Fiction was once interesting. Now only the once-marginal categories of science fiction, fantasy, and magical realism dominate the fiction best-seller lists. So much reality delivered to the reading public has made readers too aware, too savvy, to savor much classic fiction. Fiction today is only relevant if it can deliver something very different from reality.
Resolved: Modernity has supplanted fiction. Fiction was once interesting. Reading it transported the reader to another place, time, or situation, and allowed the reader to understand and sympathize with the characters in the novel. Fiction educated the reader, and realism in fiction was a dominant element. Therefore, fiction also educated the reader on the breadth of reality in the reader’s community, country, or world. Now, reality still dominates, but reality in all its variety has become a commodity, conveyed through modern channels of communication in all its astonishing variety, drama, and succinctness. In a couple of web pages entirely new and interesting narratives are presented to readers from around the world, updated continuously. Want to know about generational conflicts in Morocco, or about the depth of Slavic feeling in Russia. Go on the Internet and read about the issues. Why slog through a novel? And what would it teach you?

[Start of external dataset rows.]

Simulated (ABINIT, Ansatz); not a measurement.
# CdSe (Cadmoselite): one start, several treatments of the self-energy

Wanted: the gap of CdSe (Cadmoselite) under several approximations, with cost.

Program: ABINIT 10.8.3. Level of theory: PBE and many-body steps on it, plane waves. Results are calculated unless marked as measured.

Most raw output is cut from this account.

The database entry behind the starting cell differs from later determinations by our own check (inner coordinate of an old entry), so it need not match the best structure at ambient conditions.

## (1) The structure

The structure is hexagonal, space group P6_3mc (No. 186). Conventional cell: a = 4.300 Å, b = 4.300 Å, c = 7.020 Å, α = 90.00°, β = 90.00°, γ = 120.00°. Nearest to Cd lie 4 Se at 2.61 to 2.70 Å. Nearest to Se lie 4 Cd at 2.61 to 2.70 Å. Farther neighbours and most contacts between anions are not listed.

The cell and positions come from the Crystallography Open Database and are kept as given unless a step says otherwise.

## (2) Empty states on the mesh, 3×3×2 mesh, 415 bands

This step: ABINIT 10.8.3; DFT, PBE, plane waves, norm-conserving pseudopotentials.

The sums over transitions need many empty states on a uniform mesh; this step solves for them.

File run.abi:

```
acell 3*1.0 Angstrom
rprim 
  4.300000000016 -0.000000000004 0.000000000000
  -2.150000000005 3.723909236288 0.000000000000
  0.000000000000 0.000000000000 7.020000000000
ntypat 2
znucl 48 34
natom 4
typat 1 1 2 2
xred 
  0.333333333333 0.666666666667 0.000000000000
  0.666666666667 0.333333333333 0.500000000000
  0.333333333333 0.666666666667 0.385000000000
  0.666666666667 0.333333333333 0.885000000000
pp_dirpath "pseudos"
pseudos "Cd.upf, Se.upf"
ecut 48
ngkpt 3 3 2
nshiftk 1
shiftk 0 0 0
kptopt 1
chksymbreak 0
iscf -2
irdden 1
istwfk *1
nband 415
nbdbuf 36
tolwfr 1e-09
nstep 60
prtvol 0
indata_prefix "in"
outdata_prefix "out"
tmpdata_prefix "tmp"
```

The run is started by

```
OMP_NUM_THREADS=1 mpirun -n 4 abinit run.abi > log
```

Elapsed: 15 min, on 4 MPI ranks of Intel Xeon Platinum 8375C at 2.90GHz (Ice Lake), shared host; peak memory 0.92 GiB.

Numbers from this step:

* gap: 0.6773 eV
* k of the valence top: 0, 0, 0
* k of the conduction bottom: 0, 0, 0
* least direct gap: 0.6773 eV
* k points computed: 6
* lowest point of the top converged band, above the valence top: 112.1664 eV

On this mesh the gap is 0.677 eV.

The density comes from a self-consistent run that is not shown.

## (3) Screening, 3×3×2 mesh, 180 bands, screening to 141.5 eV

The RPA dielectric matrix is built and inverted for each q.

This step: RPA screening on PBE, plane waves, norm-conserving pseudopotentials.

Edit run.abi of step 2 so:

In a not too distant past, reading a good work of fiction was both an escape and an education. Fiction was entertainment, but also broadening. The drama was compelling, and the character interactions were instructional. Entertainment was an essential element of a good novel, but one would also learn the reality of another place, group, or people. Classic works of fiction had an element of mystery — something not early revealed — that would be brought forth in a surprising or unexpected manner during the climax of the novel to bring the central conflicts to resolution. Modern and post-modern fiction were explorations, sometimes an exploration and experience for the author as well as the reader, but even modern and post-modern fiction had to have some entertainment value to the reading public. If it was not entertainment, then perhaps it was an important novel of ideas that “simply must” be read. Readership was attracted in part by offering the reader a piece of reality that the reader would not be familiar, a depth of understanding about that reality, and an entertaining presentation of the issues central to the characters that live in that reality. Today, however, the reading public experiences reality in all its variety on a regular basis and much more worldly wise. What can an author tell readers that they would not have seen on the Internet or been Twittered about that requires 200 or 300 pages to describe? Can an author really add anything of value to the narrative that will benefit the reader?
The great high concepts in fiction — theft, fraud, con games, family conflicts, murder — they happen every day and are now presented to the public on the Internet or via email, Twitter, or SMS, every minute of every day. Entertainment does not require opening a book, but rather turning on the computer and surfing the web for the latest news. Reality finds us; we don’t have to go look for it in a novel. Newness and novelty, the comedy and tragedy of real lives is delivered every day to a laptop or tablet screen near you so hunting down the novel to devote hours to is becoming a less frequent activity of the reading public.
But, reading is not losing all of its popularity notwithstanding modernity. More novels are read than ever before, not only in hard-copy “book” form, but also on Kindle’s and tablets and laptops, the same devices that are the mechanism supplanting modern fiction. However, the legions of modern fiction fans have increasingly turned to fantasy, science fiction, and magical realism when buying novels. Sustaining fiction sales today is non-reality: lives that are not part of normal reality. Thus, reality and modernity have supplanted fiction in its classic sense, and some categories of fiction that were once marginal have become mainstream, and have sustained the fiction industry in the face of the onslaught from modernity.